Skip to content

Document Layout Analysis

BobLd edited this page Jun 20, 2020 · 69 revisions

In computer vision, document layout analysis is the process of identifying and categorizing the regions of interest in the scanned image of a text document. A reading system requires the segmentation of text zones from non-textual ones and the arrangement in their correct reading order. Detection and labeling of the different zones (or blocks) as text body, illustrations, math symbols, and tables embedded in a document is called geometric layout analysis. But text zones play different logical roles inside the document (titles, captions, footnotes, etc.) and this kind of semantic labeling is the scope of the logical layout analysis.Wikipedia

In our case, we are using the pdf document itself instead of image representation. The following categories of tools are available:

Word extractors

Word extractors deal with the task of building words using letters in a page. 2 different methods are currently available:

Use cases

Words Default method Nearest Neighbour
Horizontal ✔️ ✔️
Axis aligned rotated ✖️ ✔️
Rotated ✔️
Curved ✔️

Legend: ✔️: supported, ✖️: partial support, ❌: not supported

TO DO

Description

The nearest neighbour word extractor is useful to extract words from pdf documents with complex layouts. It will seek to connect each glyph bound box's EndBaseLine point with the closest glyph bound box StartBaseLine point. I order to decide wether two glyphs are close enough from each other, the algorithm uses the maximum of both candidates Width as a reference distance.

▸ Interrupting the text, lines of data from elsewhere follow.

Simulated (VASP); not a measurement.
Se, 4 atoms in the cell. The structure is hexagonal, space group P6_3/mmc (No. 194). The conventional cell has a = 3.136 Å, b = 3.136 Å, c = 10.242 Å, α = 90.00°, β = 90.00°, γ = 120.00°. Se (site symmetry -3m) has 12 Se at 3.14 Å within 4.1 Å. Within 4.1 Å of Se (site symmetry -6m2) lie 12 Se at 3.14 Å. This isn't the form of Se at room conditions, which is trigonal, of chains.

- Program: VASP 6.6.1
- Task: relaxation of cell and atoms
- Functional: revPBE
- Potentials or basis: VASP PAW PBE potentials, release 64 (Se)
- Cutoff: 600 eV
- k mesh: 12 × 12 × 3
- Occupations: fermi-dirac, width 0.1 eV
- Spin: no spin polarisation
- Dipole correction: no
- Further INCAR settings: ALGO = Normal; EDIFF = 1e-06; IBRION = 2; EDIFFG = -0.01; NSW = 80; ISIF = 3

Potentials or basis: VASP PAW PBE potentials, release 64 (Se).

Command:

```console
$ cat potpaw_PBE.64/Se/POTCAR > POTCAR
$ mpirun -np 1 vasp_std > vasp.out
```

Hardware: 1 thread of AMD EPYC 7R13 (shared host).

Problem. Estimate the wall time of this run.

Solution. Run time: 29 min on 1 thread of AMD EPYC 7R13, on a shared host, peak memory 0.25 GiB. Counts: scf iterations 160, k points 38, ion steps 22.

  • For glyphs with known text direction, the Manhattan distance is used and the threshold is set to 20% of the width .
  • For glyphs with unknown text direction, the Euclidean distance is used and the threshold is set to 50% of the width.

If the measured distance between the two glyphs is below this threshold, they are deemed to be connected.

Once glyphs are connected, they are then grouped to form words via a depth first search algorithm. The glyphs ordering is also done by the algorithm. It seems that both left-to-right and right-to-left scripts have there glyph StartBaseLine on the left and EndBaseLine on the right. So for right-to-left script, the word's glyph ordering should be in reverse oder.

Usage

using (var document = PdfDocument.Open(@"document.pdf"))
{
	for (var i = 0; i < document.NumberOfPages; i++)
	{
		var page = document.GetPage(i + 1);

		var words = page.GetWords(NearestNeighbourWordExtractor.Instance);

		foreach (var word in words)
		{
			// Do something
		}
	}
}

Results

The algorithm was used on this map that has a complex layout, with glyphs/words having very diverse text directions. The algorithm is able to rebuild words independently of their direction.

Words are indicated by red rectangles:

nearest neighbour word example

Page segmenters

Page segmenters deal with the task of finding block of text in a page. 3 different methods are currently available:

Use cases

Text Default method Recursive XY Cut Docstrum
Single Column ✔️ ✔️ ✔️
Multi Columns ✖️ ✔️ ✔️
L-shaped text ✔️
Rotated lines/paragraphs ✖️ ✔️

Legend: ✔️: supported, ✖️: partial support, ❌: not supported

Description

This method returns one single block, containing all words in the page.

Usage

var blocks = DefaultPageSegmenter.Instance.GetBlocks(words);

Description

The recursive X-Y cut is a top-down page segmentation technique that decomposes a document image recursively into a set of rectangular blocks. – Wikipedia

The algorithm works in a top-down manner because it starts at the page level, then scan it from left to right to find a large enough gap between words. Once the gap is found, a vertical cut is made at this level and the page is now separated in two blocks. Then the algorithm start scanning from bottom to top each block in order to find a large enough gap, and once it is found, a horizontal cut is made. This 2-step process is repeated until no cut is possible.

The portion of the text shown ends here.